I suppose if I intend to share some of what God has put on my heart through this site, I should also share some about myself. I grew up in North Carolina where at a young age I went to church and was involved in the youth group. But that changed during my teenage and early adult years as church attendance was almost non-existent. However, at any point, if you were to ask me, I would have claimed to be a Christian. I would have claimed it even in the times when I committed my most despicable sins, not that they’re not all despicable before a holy God. The claim to be a Christian was easy to make and made me feel better, but my heart’s desire wasn’t to be obedient to God’s will or to repent and seek forgiveness when I found myself out of it. Any motivation I felt for doing the “right thing” in a particular moment was never because I wanted to glorify God. So, whether I was active in church or not, I wasn’t saved.

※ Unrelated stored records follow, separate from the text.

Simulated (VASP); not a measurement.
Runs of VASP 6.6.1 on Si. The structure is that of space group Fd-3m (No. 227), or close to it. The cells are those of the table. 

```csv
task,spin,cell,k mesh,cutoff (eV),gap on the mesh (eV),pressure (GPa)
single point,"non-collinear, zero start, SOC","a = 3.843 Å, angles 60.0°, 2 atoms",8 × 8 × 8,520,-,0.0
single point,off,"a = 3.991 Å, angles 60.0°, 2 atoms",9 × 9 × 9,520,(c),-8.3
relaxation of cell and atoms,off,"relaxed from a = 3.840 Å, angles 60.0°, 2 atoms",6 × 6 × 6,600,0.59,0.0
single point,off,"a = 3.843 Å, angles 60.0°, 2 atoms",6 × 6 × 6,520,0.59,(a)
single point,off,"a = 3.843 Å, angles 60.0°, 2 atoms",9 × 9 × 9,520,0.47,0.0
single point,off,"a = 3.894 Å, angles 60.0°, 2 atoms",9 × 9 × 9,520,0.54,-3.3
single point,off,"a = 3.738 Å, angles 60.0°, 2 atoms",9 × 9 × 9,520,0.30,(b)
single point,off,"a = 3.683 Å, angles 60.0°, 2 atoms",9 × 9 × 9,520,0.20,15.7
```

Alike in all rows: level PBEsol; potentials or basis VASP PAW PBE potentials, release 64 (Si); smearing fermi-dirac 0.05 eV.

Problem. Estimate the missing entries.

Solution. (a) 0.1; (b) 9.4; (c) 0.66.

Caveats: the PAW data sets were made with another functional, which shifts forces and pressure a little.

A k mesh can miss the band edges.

It wasn’t until my wife Karen became pregnant with Kristin in 1993 that I felt God’s prompting of the need to get back into church. I knew the importance of raising my child in church, but I also knew that in order for Kristin to be baptized we needed a church home. As I look back, I realize how gracious God was and can see how He worked His will even through my misplaced motivation. This quest for a church home, which was centered as much on having Kristin baptized as it was on seeking God ended up being the point in which after a long absence, I was once again exposed to God’s Word.
Then, in 1996 we moved to Hoover, Alabama, a suburb of Birmingham. After some delay, I continued to grow in His Word, both through church and for the first time in my life, a men’s bible study. It was during this time that I came to saving faith in Jesus Christ. Like some can, I can’t pinpoint that exact moment God saved me. More importantly, I know that He has. What I can pinpoint though are various circumstances and times in my life in which God has called me to a deeper walk with Him. Our Christian life really is a walk. It’s like we’re on a path where God is growing us as we move along it. We may all be at different places on the path, but it’s the same path. Sometimes we slip back, but we don’t stay there. By God’s grace, and the power and presence of the Holy Spirit in us, we forge ahead. I know God will complete what He began in my life. And I know the process of spiritual growth in me will never end. He’s always molding us more and more into the image of His Son.
I’m thankful for the ministry of Hunter Street Baptist Church and for the many people God has put in my life to teach, challenge, love, encourage and pray for me. I’m far from perfect, and on this side of heaven, I always will be. But I have a Savior who’s perfect. His name is Jesus Christ and it’s only because of what He did on the cross that I can stand. He’s the only reason any of us can stand. I thank God for His grace in saving me, and for His present and future grace. I know I’ll need it. I’m thankful that He loves me in spite of me. My prayer is that I would respond to that love in a way that honors Him, and that I would remain faithful to Him each day knowing that He has always been and will always be faithful to me. “But I call this to mind, and therefore have hope: The steadfast love of the LORD never ceases, his mercies never come to an end; they are new every morning; great is your faithfulness” (Lamentations 3:22-23).